Despite the terrible terrorist acts in France, Paris still is the most visited city in world. The city of love, art and gourmet. The Saint-Germain-l’Auxerrois district is the heart of the French capital. It spreads from the western tip of Île de la Cité to the Jardin des Tuileries, the biggest, oldest garden in Paris. Fluctuat nec mergitur. (“She is battered by the waves, but does not sink”) was the motto of the boatmen’s guild which had its headquarters here during the reign of Hugh Capet, and the phrase subsequently became the city’s own motto.

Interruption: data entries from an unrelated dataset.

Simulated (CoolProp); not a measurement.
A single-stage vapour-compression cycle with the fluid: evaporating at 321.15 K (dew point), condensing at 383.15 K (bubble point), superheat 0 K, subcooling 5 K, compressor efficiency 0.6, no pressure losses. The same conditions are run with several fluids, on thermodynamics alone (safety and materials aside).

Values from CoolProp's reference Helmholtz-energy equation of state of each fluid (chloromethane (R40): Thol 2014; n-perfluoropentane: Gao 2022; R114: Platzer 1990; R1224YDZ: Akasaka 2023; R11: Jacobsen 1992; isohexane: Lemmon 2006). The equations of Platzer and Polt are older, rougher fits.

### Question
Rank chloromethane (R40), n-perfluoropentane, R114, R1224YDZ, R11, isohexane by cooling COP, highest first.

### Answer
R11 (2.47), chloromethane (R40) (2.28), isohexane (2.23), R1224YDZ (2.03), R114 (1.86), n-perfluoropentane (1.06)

Saint-Germain-l’Auxerrois surrounds the Louvre, whose buildings house a significant portion of French history. Originally built around 1190 by Philip II, ‘Augustus’, as a fortress to contain royal treasure before the monarch left to join the Crusades, the Louvre is now devoted entirely to culture, displaying Western art from the Middle Ages to 1848, treasures of Antiquity and, since 2005, Islamic art. The Church of Saint-Germain-l’Auxerrois, after which the district is named, adjoins the Louvre and can be visited outside service times. The grounds of the Jardin des Tuileries host three major Paris museums: the Musée de l’Orangerie, devoted to Monet’s Nymphéas and the Jean Walter and Paul Guillaume collections, the Musée du Jeu de Paume, which exhibits contemporary art and photography, and the Musée des Arts Décoratifs with its significant fashion and textiles collection as well as a more recent section devoted to advertising.
Île de la Cité in the eastern part of the district also has some emblematic historical buildings such as the Conciergerie, the first royal residence in the city and later a forbidding prison under the Terror. It is a stone’s throw from Sainte-Chapelle, a masterpiece of the Gothic style with richly hued stained glass windows built by St Louis within the Palais de la Cité, now the Palais de Justice law courts.
The Saint-Germain-l’Auxerrois district is well supplied with hotels. One of the most symbolic ones, the Meurice*****, beautifully evokes the refinement of the 18th-century French art of living and is ideally located facing the Jardin des Tuileries, sheltered from the bustle of Rue de Rivoli. Other accommodation landmarks are the Saint James & Albany**** a few metres away near the Louvre and the Brighton****, the early 19th-century hotel built by Lord Egerton where the rooms offer splendid views of the Tuileries, the Louvre and the Eiffel Tower.
At the eastern end of the district a short walk from Île de la Cité, the Best Western Ducs de Bourgogne**** has classic decor and an excellent location between this central area and the teeming Les Halles district. For visitors wishing to remain within range of some of most beautiful monuments in Paris at lunchtime, the Café Marly provides a stylish setting to enjoy a meal sitting under the arches and looking out at the Louvre and the pyramid. The Grand Louvre has modern decor and serves sophisticated, inventive cooking. It is the perfect place to meet up after a visit to the museum or a shopping spree in the Carrousel du Louvre, open from Wednesday to Monday, with 60 shops and 12 restaurants.